South African miners better find business somewhere else: report

Business prospects for South African miners this year are likely to be everywhere but in their own country, Ursula van Eck, mining head of business advisory firm BDO told MiningWeekly.com.

Van Eck sees a number of challenges within the country, including global downward pressure on commodity prices, the potential classification of coal as a strategic mineral, nationalization of mining, fallout from labour disputes, and uncertainty about the introduction of a super-tax on mining companies.

According to the expert, companies do not need to go too far, as there are plenty of opportunities on the same continent, where more investor-friendly conditions prevail.

“For foreign investors and South African companies willing to take the risk and try something new, going up into Africa could provide the growth opportunities that are currently lacking locally,” van Eck was quoted as saying.

In November, Statistics South Africa showed what high a price the country’s economy has paid since August last year, when police shot and killed 34 protesters outside Lonmin's (LON:JSE) Marikana platinum mine, northwest of Johannesburg.

Mining output dropped 8.3% on the year in September. The annual fall, the biggest in five months, was sharper than the 4.5% economists had forecasted as strikes crippled the industry, which accounts for 6% of the country’s gross domestic product.

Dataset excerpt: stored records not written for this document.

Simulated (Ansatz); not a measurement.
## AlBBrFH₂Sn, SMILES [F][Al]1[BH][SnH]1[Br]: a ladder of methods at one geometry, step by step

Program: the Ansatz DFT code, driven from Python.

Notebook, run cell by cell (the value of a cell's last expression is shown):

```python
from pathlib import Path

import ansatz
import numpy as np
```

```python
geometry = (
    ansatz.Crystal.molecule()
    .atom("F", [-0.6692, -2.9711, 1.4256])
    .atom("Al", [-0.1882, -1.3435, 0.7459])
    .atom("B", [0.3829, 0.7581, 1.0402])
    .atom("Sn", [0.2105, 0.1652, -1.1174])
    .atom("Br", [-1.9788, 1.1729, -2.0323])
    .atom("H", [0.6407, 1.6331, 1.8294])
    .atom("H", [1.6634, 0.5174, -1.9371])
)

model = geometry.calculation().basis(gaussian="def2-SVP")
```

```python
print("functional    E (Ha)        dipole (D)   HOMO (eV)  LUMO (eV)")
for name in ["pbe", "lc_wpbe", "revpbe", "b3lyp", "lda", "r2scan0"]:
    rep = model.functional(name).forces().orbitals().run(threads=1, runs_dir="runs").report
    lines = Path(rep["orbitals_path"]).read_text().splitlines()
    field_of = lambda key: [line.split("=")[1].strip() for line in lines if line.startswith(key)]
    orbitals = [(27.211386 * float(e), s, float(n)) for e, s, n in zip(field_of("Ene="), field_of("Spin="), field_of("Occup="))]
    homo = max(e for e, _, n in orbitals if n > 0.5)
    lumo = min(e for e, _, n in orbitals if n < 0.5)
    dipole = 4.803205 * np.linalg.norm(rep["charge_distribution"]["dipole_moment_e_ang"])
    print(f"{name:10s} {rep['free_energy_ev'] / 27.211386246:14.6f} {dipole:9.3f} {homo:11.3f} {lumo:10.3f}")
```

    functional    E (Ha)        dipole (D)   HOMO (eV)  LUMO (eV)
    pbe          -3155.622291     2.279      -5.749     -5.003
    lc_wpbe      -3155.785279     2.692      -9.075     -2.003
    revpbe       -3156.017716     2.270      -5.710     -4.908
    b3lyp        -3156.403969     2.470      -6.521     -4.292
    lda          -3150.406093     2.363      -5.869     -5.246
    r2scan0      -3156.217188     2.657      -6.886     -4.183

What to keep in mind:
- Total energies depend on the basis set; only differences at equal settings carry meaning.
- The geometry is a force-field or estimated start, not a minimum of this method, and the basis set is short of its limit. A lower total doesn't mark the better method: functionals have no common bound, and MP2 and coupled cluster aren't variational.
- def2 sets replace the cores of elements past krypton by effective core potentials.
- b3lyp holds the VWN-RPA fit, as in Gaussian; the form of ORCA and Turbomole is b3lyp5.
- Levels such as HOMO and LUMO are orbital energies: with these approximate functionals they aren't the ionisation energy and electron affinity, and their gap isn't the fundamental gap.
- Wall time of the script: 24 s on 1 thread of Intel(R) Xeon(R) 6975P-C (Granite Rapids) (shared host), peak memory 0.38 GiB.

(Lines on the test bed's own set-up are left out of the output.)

Despite setbacks in the global economy, sub-Saharan Africa was expected to grow at 4.8% last year, broadly unchanged from the 4.9% growth rate registered in 2011 and largely on track, according to the World Bank’s latest report.

In Africa’s Pulse, released last October, the institution highlights that new discoveries of oil, gas, and other minerals in the continent will generate a wave of significant mineral wealth.

However, a recent report warns about some of South Africa’s neighbours, as quite risky for miners. According to UK-based risk consultancy Maplecroft, Somalia is the most risky mining jurisdiction in terms of expropriation threats, followed closely by Eritrea and resource-rich Guinea.

High up in the list figured the Democratic Republic of Congo (4), Libya (6), and Equatorial Guinea.